Three conceptual challenges sparked the design of the new eight-level Geelong Library and Heritage Centre. We wanted to celebrate the tradition of great libraries, create an ambitious, future-proof building, and design an organic structure that invites the natural world in.
ARM Architecture designed it for the Geelong Regional Library Corporation. ARM Founding Director Ian McDougall has directed the project. The City of Greater Geelong, the Victorian Government and the Federal Government funded the project, the biggest ever commissioned by the City.
The site is in the heart of the regional bayside city of Geelong, 76 km from Melbourne. It is surrounded by structures of heritage significance including the 1926 Geelong Peace Memorial, the Geelong Town Hall (designed by Joseph Reed), which is Victoria’s earliest surviving municipal building, a Beaux Arts Edwardian bandstand, a late-Victorian brass drinking fountain. The building looks out onto historic Johnstone Park and has mesmerising views over Corio Bay. It occupies the same footprint as the old two-storey library it replaces. The dome
It’s actually a sphere, partially buried with its surface cut or eroded away to slot in between the Geelong Peace Memorial and the Geelong Art Gallery. The sphere’s widest point is several storeys above the ground, which means there is significant cantilevering involved. In some areas, parts of the structure are suspended from a large overhanging roof system. The roof is made of 332 large glass reinforced concrete (GRC) panels. This unusual cladding system comprises 18 different standard hexagonal tiles and one standard pentagram arranged in a repetitive mirrored array to form a geodesic dome. (The skin of a soccer ball is arranged in a similar way.) By contrast, copper domes, such as the State Library Victoria, are made from ribbed parallelograms. Tiles, coloured in a palette of four muted browns, are graded in a heat
map pattern to accentuate the crest of the dome. The colours link the new building with the historic ones around it—particularly the Peace Memorial—so it clearly belongs but is also distinctive and new.

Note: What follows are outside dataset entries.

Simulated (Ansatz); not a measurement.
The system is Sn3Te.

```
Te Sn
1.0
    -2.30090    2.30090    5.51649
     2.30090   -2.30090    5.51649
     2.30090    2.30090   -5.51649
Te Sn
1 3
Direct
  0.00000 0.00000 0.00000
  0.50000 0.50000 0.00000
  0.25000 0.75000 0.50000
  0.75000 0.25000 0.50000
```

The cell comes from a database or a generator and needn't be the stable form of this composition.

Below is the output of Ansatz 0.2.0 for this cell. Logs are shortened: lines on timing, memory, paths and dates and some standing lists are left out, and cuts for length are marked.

The west wall merges with Johnstone Park, inviting the garden in. The crystalline glass shards of the west- and south-facing walls are like stalactites at the entrance of a cave. They recall the Renaissance tradition of the grotto as a primal space of retreat and reflection but the structural glazing of the façades—with both vision glass and shadow boxes—gives them the highest possible thermal rating. Small decks and balconies with lush planting protrude from several storeys.
The 5-Star Green Star-rated building is a new community gathering place—a third space—for residents of one of Australia’s fastest growing regional cities. The ground floor has an 80-seat café, a community gathering area, galleries, and popular books and magazines. There is a new exhibition space shared with the adjacent Geelong Art Gallery. Level one is for children and young people. Level two is for adult collections, magazines, journals and e-resources and includes a reading lounge and study rooms. The climate-controlled Heritage Centre, on level three, houses Victoria’s biggest regional collection of public and private records, all stored on site in a vast compactus. There’s a supervised reading room with smart tables and digital microfilm readers. Level four is for staff and the level five is a flexible function room for up to 250 people.
This is a 5 star Green Star building. Environmentally sensitive design features include a displacement air system and in-slab floor heating. Custom-made clover-shaped columns waft conditioned air from the ground up. Pipes woven into the concrete scree radiate heat up through your feet. Both features minimise energy costs. A quarter of the lower-ground floor is devoted to water collection and grey water treatment. The building is powered by a large solar array installed on the roof of the Peace Memorial. A big eave, mosaic-like irregular-shaped tiles, and structural glazing help control the solar load on the building’s western façade.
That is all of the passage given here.